How & When Disk Scrubbing Work
The activity of disk scrubbing handles by the Exadata system
automatically and it only works when the disk usage in the storage server is
less than 25% so that it doesn’t impact database performance, Disk scrubbing feature
works in error correct code (ECC) of HDDs.

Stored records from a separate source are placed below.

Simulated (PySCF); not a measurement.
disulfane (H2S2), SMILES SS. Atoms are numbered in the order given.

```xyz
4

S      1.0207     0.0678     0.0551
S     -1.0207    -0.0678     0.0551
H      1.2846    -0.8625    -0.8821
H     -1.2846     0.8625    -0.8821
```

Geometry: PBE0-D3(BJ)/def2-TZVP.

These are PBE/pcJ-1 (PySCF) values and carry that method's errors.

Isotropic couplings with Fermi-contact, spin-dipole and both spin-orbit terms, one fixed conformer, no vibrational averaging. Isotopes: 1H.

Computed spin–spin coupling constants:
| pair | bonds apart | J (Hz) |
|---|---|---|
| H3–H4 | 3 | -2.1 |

How Disk Scrubbing differs from backup to check corrupted block
In a real-time scenario
we use block change tracking and RMAN unused block compression which means it’ll
not read those block which has not been modified since the last backup and skip
empty block altogether and apart from that read through backup only done on the
primary group but what happen if the bad sector lies in the secondary or tertiary
copies in case we use high redundancy which Exadata recommend to support
maximum availability feature (MAA) , so there may be a chance that bad sector
to appear on the mirror disk if scrubbing of all disk did not takes place.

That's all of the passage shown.